Yes, that's true. At the moment the only matrix package that I was familiar with was GML, which makes a point
at not implementing a sparse matrix data type. So as it appears that GML stores their matrices as a long
malloc'ed chunk then, if we consider a 32-bit platform and that their elements happened to be doubles, it's
size wouldn't end up being very impressive.


> Look up the UMFPACK package (it's written in standard C) for
> storing and manipulating sparse matrices.

Thanks for the tip, rouben. At the moment I'm not able to test it as the Ubuntu repositories don't offer the
-dev package yet. Still, it appears to be very promising.

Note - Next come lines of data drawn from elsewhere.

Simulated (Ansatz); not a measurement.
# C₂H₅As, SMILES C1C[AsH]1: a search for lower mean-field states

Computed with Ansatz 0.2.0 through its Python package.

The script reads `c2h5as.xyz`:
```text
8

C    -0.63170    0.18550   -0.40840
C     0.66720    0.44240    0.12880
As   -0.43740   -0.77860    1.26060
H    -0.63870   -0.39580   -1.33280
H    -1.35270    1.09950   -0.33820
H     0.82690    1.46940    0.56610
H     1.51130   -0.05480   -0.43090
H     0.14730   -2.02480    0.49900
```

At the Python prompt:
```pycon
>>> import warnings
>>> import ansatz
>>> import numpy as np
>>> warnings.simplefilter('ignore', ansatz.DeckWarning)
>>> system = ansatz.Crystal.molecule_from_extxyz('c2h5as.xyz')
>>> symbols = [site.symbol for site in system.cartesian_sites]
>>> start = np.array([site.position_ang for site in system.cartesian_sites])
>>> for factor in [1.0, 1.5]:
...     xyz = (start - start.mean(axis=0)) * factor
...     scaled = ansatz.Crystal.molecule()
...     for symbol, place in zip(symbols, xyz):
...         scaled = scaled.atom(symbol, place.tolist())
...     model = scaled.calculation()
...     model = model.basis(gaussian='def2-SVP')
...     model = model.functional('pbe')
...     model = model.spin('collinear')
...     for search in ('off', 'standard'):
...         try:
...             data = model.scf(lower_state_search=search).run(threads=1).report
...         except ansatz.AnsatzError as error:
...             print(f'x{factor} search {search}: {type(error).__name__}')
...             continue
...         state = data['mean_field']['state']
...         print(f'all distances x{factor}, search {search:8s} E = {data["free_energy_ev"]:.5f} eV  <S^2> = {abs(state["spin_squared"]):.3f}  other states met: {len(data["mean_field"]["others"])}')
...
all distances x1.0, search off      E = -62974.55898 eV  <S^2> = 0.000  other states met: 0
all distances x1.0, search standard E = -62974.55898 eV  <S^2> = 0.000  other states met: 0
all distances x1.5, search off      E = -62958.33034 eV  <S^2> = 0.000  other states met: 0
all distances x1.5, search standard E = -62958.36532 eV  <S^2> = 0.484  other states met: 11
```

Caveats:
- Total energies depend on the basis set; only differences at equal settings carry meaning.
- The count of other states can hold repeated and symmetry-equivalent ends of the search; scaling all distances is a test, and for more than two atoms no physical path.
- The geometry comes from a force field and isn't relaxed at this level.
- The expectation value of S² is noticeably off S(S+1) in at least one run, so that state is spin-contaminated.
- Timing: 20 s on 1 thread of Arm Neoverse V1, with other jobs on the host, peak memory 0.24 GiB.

Once again thanks for the tip. Kudos!
Rui Maciel

Rui Maciel

On 2009-11-01, Rui Maciel <> wrote:
> rouben wrote:
>
>> Look up the UMFPACK package (it's written in standard C) for storing
>> and manipulating sparse matrices.
>
> Thanks for the tip, rouben. At the moment I'm not able to test it as
> the Ubuntu repositories don't offer the -dev package yet. Still, it
> appears to be very promising.

You can get the UMFPACK source from:

http://www.cise.ufl.edu/research/sparse/umfpack/

It takes some work to set it up but the installation instructions
are quite detailed and helpful.

For a first attempt, compile and install UMFPACK with the "no BLAS"
option (see the installation instructions). This will produce
a working UMFPACK library but will not be optimized for speed.
In the future you may add an optimized BLAS library to take
advantage of the specific features of your hardware.

--
Rouben Rostamian

Rouben Rostamian

Rui Maciel wrote:

> I'm currently looking for a free software matrix algebra library
> written in C (or with C interfaces), preferably if it supports
> indefinitely large matrices. Currently I'm considering the GNU
> scientific library but as it was the only library I found and it
> appears that its matrix data type is only able to provide matrices
> with at most (size_t)-1 elements then I believe I may be missing
> something.
>
> So, what else is there? What libraries do you recommend?

You might find some of these links relevant.

http://en.wikipedia.org/wiki/Basic_L...ra_Subprograms
http://en.wikipedia.org/wiki/Automat...gebra_Software
http://en.wikipedia.org/wiki/LAPACK

Noob

In article <4aecb8db$0$26824$>,
says...
>
> I'm currently looking for a free software matrix algebra library written in C (or with C interfaces),
> preferably if it supports indefinitely large matrices. Currently I'm considering the GNU scientific library
> but as it was the only library I found and it appears that it's matrix data type is only able to provide
> matrices with at most (size_t)-1 elements then I believe I may be missing something.
>
> So, what else is there? What libraries do you recommend?

Here is a standard BLAS:
http://www.netlib.org/blas/

You can get better results with tuned BLAS versions. For instance,
Intel's:
http://software.intel.com/en-us/intel-mkl/

AMD's:
http://developer.amd.com/cpu/Librari...s/default.aspx

Atlas (tunes itself, free of charge):
http://math-atlas.sourceforge.net/

If you really are confounded by (size_t) -1 being too small, almost for
sure you need a sparse package.
See also:
http://www.mathcom.com/corpdir/techinfo.mdir/q207.html
http://www.netlib.org/scalapack/
http://math.nist.gov/spblas/

If (for instance) you have a dense matrix, and it fills up a 64 bit
size_t and then some, then solving the LU system will require many
universe lifetimes on the fastest computer in the world.

Dann Corbit